Assistant Chief of Radnor Fire Co. Remembers Lesson Learned as a Teen Volunteer: Everyone Can Make a Difference
Ryan Maguire joined Radnor Fire Company as soon as he turned 16. It didn’t take him long to make a difference.
The call came in: Active residential building fire. A neighboring fire company needed Radnor’s help.
Ryan rode that night with the Rapid Intervention Team – the group whose job is to monitor the safety of the firefighters combating the flames. As a junior firefighter, Ryan could not enter a burning building, but he had trained hard alongside senior members and was there to assist them on scene. While the seniors hustled to ready their gear, he kept his eyes on the house.
“I was looking through a sliding glass door when I saw the floor start to sag a little bit,” Ryan remembers.

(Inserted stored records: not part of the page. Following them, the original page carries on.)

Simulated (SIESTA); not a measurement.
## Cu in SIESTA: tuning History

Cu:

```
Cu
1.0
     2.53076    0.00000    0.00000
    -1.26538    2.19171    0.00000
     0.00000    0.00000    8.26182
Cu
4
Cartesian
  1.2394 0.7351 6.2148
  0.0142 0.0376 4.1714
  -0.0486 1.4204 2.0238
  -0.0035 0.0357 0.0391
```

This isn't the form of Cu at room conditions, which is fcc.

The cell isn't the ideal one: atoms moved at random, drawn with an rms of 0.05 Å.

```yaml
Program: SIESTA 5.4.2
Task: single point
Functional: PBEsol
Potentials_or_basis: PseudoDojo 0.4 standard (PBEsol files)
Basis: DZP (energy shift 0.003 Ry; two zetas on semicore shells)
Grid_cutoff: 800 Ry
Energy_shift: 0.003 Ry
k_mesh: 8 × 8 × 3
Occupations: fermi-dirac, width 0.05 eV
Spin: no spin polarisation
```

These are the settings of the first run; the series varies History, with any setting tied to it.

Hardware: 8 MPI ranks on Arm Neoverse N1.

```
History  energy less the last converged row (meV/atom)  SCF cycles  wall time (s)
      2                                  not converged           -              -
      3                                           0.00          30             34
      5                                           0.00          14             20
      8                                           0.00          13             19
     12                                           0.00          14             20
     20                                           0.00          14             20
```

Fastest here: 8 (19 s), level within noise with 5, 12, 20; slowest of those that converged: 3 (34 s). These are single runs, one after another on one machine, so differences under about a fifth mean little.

Unsure what it meant, he sensed it wasn’t good. Ryan told a senior firefighter, who quickly radioed the urgent news to the crews inside. Ryan watched as firefighters from both companies rushed out of the building.
“Just as the last one came out, the first floor collapsed.”
Ryan is now Radnor Fire Company’s Assistant Chief. He’s also a Haverford Township Police Officer. He’s a busy guy with an intense job and an avid devotion to golf, but Ryan, now 32, said he’ll always make time for the fire service, because there’s nothing else like it.
“Going on calls is always exciting,” he said. “What little kid doesn’t like the idea of getting on the firetruck and going on calls, and you know what, what adult still doesn’t like it? You get hooked on the adrenaline rush.”
Beyond that is the amazing feeling of having the skills to help someone. “When somebody calls 911, they are having a very rough day, to say the least,” he said. “When you show up, you are able to handle whatever issue they are having for them. And you’re not just helping someone in need, you’re helping a neighbor in need.”
Volunteer firefighting is a tradition in Ryan’s family. His parents, Joe and Ginny, were both Radnor volunteers when he was growing up. His dad is the current chief and his brother Mike is deputy chief. Both of his grandfathers were also Radnor firefighters.
But Ryan, who is heavily involved with Radnor Fire Company’s training program, said volunteers need not be familiar with the fire service when they join the fire company. And even those who have experience never stop learning.
“I tell everyone, ‘No matter who you are, how old you are, or what you do for a living, there is always something to learn from every fire call, from every training,’” Ryan said.
Ryan also stresses the lesson he learned as a young junior firefighter who saw the floor of a burning home sag, and prevented the firefighters inside from falling into the basement:
“Everyone, from day one, can make a difference.”